I wasn’t totally privy to the conversation but it is well know to me that Jim spends a lot of time trying to understand the world. It would probably help him some if he got away from AiG or at least looked at the lay descriptions from others in the community as to how AiG is misinforming people.

The most common type of misinformation that AiG delivers is a type of refutation that tends to go: “This is a wrench. It can be used to tighten bolts and it’s good at it; but here’s a screw, the wrench does a terrible job of tightening screws; therefore wrenches are bad tools.” A great deal of the AiG documents about dating methods run this pattern: they take a dating tool, pick a well-known and documented situation where that tool would never be used, and therefore isn’t used—like using a wrench to tighten a screw—and then suggest this means the dating tool is wholly inaccurate and useless.

I don’t see how this sort of abuse of lay people is really useful to anyone. It damages extremely good pursuits of scientists and the knowledge of the public about these tools. These disagreements promulgated by these lay sites about these tools don’t exist in the scientific community because they’ve already been hashed out. Scientists using these dating methods do not grab their wrench when the screwdriver would be required; or either when neither will work. And the reason why is obvious: they would be destroyed by their peers when they went to publish.

Lots of people are fooled by this. Why? Because they’re credulous lay people (who very much want to learn and grow and understand) who don’t live in academia and therefore cannot tell the difference between the wrench and screwdriver.

Vocab Malone and Vince

Vince got himself into a long winded discussion with Vocab Malone and a bunch of the people who hovered around him—also people who were good at the rapping that Vocab does. The discussion sounded pretty interesting, but I missed out on some of it because I don’t have a background in Christian history. I believe it revolved around some sort of theological discussion about the nature of the Christian god, YHVH. Specifically about how it changes through the Old Testament of the Bible into the New Testament.
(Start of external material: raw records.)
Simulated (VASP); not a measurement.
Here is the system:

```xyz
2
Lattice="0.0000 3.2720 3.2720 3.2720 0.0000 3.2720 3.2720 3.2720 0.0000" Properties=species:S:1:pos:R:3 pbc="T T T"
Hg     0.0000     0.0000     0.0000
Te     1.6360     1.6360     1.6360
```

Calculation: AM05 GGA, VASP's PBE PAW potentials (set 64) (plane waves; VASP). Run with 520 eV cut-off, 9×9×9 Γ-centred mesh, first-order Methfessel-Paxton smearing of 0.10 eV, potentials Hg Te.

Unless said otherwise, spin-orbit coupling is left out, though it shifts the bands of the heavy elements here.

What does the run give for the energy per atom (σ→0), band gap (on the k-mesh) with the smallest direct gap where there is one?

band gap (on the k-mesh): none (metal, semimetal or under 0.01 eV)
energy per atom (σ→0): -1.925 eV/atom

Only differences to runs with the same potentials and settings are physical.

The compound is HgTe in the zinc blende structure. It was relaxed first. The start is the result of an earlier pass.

I should be clear here that this conversation was mostly Vocab attempting to unwind and understand Vince’s concepts, listed below (also see comments) not so much a discussion as Vince elaborating–which is something he often does at extreme length–and Vocab querying. Here I’m trying to frame Vince’s explanations. Hopefully he might comment too at some point.

The premise stretched on about how YHVH is flesh and his holy (where holy means something like complete, mature, finished…) And that YHVH has improved over the journey of the Bible, matured from the entity at the beginning of the Bible to later on. It sounded almost like an interesting character study of the mythological character of YHVH. And Vince did mention part of the Flood myth that I recall where YHVH does promise never to destroy the world again with a flood.

The last part I mention because one of the Jewish scholars that I’ve spoken to about this promise is that it seems that the promise is only not to flood the world again. Not a promise not to murder everyone again with something else. Apparently the appealing inference from that passage seemed to be that YHVH promised not to destroy the world again, when in fact it may not have actually promised that.

Vocab eventually had to leave, but Vince stayed on speaking.

Later that night while the Resistance went on to do Cthulhu carols the group who remained behind from Vince’s discussion started to break out and stop people heading past and going to Borders (which had closed.) One of them attempted to rephrase the Good Person Test using the judge metaphor with a few stopped passersby as I watched and listened.